This article first appeared in Fermilab Today on Oct. 7.
A muon collider is closer to reality after a successful high-pressure hydrogen gas-filled RF (HPRF) cavity beam test at Fermilab. The test, conducted in the MuCool Test Area (MTA) at Fermilab by the MuCool collaboration, shows the beginnings of a practical solution to a difficult obstacle.
“This was years in the making,” said MTA coordinator Yagmur Torun. “This idea of using HPRF cavities for muon cooling was first proposed in the early 2000s.”
Muons, a heavier version of electrons, are elementary particles. They cannot break down into smaller components, like protons decaying into gluons and quarks. Muons have nearly 200 times the mass of electrons. Electrons would lose too much energy circling in an accelerator, while muons retain enough energy to reach collision speeds.
The problem is that the muons come into existence as a hot gas, which is much too large to fit through a conventional accelerator without beam cooling.

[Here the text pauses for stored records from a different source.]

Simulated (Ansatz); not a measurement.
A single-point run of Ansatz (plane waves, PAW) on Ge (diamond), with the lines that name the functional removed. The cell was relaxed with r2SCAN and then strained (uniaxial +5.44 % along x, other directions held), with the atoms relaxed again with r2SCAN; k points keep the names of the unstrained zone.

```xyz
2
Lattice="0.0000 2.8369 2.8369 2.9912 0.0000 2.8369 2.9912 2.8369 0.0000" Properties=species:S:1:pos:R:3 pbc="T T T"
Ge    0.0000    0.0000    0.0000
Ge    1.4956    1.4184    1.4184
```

For muon cooling, RF cavities are used to accelerate particles within a strong magnetic field. The magnets help contain and focus the beam of particles. However, there were significant problems with the RF cavities, as scientists found that the cavities did not work well inside the magnets.
“The cavity would break down, or start arcing. It was unusable,” said Torun, assistant professor at Illinois Institute of Technology with a joint appointment at Fermilab’s Accelerator Physics Center (APC). “There were various ways to attack the problem, but then Rolland Johnson suggested we fill the cavities with gas.”
Rolland Johnson, a physicist who worked at Fermilab for 30 years and founded Muons, Inc., introduced the novel concept of filling the RF cavities with hydrogen. The hydrogen gas would suppress the electrons stripped from the cavity surface, which had previously caused the breakdown of the cavity.
Physicists currently use RF cavities to bunch charged particles and move them forward through an accelerator. A standing wave, set at a particular frequency, pushes the beam particles forward to the next cavity.
“In 2005, we tested the hydrogen gas in the RF cavity,” Katsuya Yonehara, Peoples Fellow at the APC and spokesperson for the HPRF beam test, said. “The results were promising. We saw the cavity would work in a magnetic field, but we had a remaining question—could a very intense muon beam cause the field in the cavity to collapse?”
In 2007, a beam line from the Fermilab Linac accelerator was installed in the MTA. It took four years of adjustments and upgrades before the beam line was ready for the test in July of this year.
“It worked,” Torun said. “The cavity didn’t break down. This is a big step in our search for a potential path for muon colliders and accelerators at Fermilab.”
In the next few months, there will be a more detailed study.
“We’re adjusting the cavity, and making improvements for studying its application to muon acceleration,” Yonehara said. “We’re seeing progress.”